I will suggest to use district and state names instead of codes and do a fuzzy matching. This is because in some instances DHS codes are different from census codes.
I do this in the following code for the DHS 2015-16 round and Census 2011. It leads to 95 percent correct matches. After that you can check manually.
rm(list=ls())
gc()
setwd(dirname(rstudioapi::getActiveDocumentContext()$path))
library(tidyverse)
#get the dhs file
dhs = foreign::read.dta(file = '../Output/dhs_india_p7_dist_names.dta') %>%
mutate(state_name = tolower(state_name)) %>%
mutate(district_name = tolower(district_name)) %>%
mutate(state_name = gsub('&', '', state_name)) %>%
mutate(state_name = gsub('telangana', 'andhra pradesh', state_name)) %>%
mutate(district_name = gsub('&', '', district_name)) %>%
mutate(name_dhs = paste(state_name, district_name))
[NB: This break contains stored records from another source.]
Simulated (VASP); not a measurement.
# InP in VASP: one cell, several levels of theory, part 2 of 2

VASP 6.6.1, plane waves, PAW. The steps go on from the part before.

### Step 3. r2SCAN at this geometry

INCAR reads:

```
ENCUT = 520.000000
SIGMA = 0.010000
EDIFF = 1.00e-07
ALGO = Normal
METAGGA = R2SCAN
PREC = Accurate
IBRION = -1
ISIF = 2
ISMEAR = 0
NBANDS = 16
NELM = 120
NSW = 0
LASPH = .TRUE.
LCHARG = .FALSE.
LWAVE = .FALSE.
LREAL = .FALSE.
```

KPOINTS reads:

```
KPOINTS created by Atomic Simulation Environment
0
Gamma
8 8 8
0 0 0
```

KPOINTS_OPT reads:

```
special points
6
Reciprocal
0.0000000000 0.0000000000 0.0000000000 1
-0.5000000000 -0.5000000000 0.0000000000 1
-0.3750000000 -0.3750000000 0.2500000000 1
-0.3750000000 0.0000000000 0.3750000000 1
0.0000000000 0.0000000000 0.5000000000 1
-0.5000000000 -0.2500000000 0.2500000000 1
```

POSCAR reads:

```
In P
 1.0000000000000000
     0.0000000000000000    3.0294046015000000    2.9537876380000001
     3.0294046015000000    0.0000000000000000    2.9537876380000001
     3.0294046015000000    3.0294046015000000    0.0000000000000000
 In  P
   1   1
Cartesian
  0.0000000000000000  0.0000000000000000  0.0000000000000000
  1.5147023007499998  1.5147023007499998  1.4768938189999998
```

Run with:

#get the india census 2011 file which contains historical population density
dcen = foreign::read.dta(file='../Output/population_density/popdens_with_attributes_1951_2011.dta') %>%
mutate(district11 = tolower(district11)) %>%
mutate(state11 = tolower(state11)) %>%
mutate(district11 = gsub('&', 'and', district11)) %>%
mutate(state11 = gsub('&', 'and', state11)) %>%
mutate(state11 = gsub('tamilnadu', 'tamil nadu', state11)) %>%
select(state11, district11, district_code11, popdens11 ) %>%
filter(state11 != "na") %>%
mutate(name_cen = paste(state11, district11))
dmatch = NULL
for (nr in 1:nrow(dhs)){
dist = matrix(0,nrow=1,ncol=nrow(dcen))
for (nc in 1:nrow(dcen)){
dist[nc] = stringdist::stringdist(dhs$name_dhs[nr], dcen$name_cen[nc], method = 'jw')
}
index = order(dist)[1:3]
dmatch = rbind(dmatch,
c(dhs$v024[nr], dhs$sdistri[nr],dhs$name_dhs[nr],
dcen$district_code11[index[1]], dcen$name_cen[index[1]], dcen$popdens11[index[1]],
dcen$district_code11[index[2]], dcen$name_cen[index[2]], dcen$popdens11[index[2]],
dcen$district_code11[index[3]], dcen$name_cen[index[3]], dcen$popdens11[index[3]],
dist[index[1]], dist[index[2]], dist[index[3]]))
} #end for nr
dmatch = as.data.frame(dmatch)
colnames(dmatch)= c('v024', 'sdistri', 'name_dhs',
'cen11_code1', 'cen11_name1', 'cen11_popdens1',
'cen11_code2', 'cen11_name2', 'cen11_popdens2',
'cen11_code3', 'cen11_name3', 'cen11_popdens3',
'dist1', 'dist2', 'dist3')
foreign::write.dta(dmatch, file ='../Output/matched_dhs_name_census_name.dta')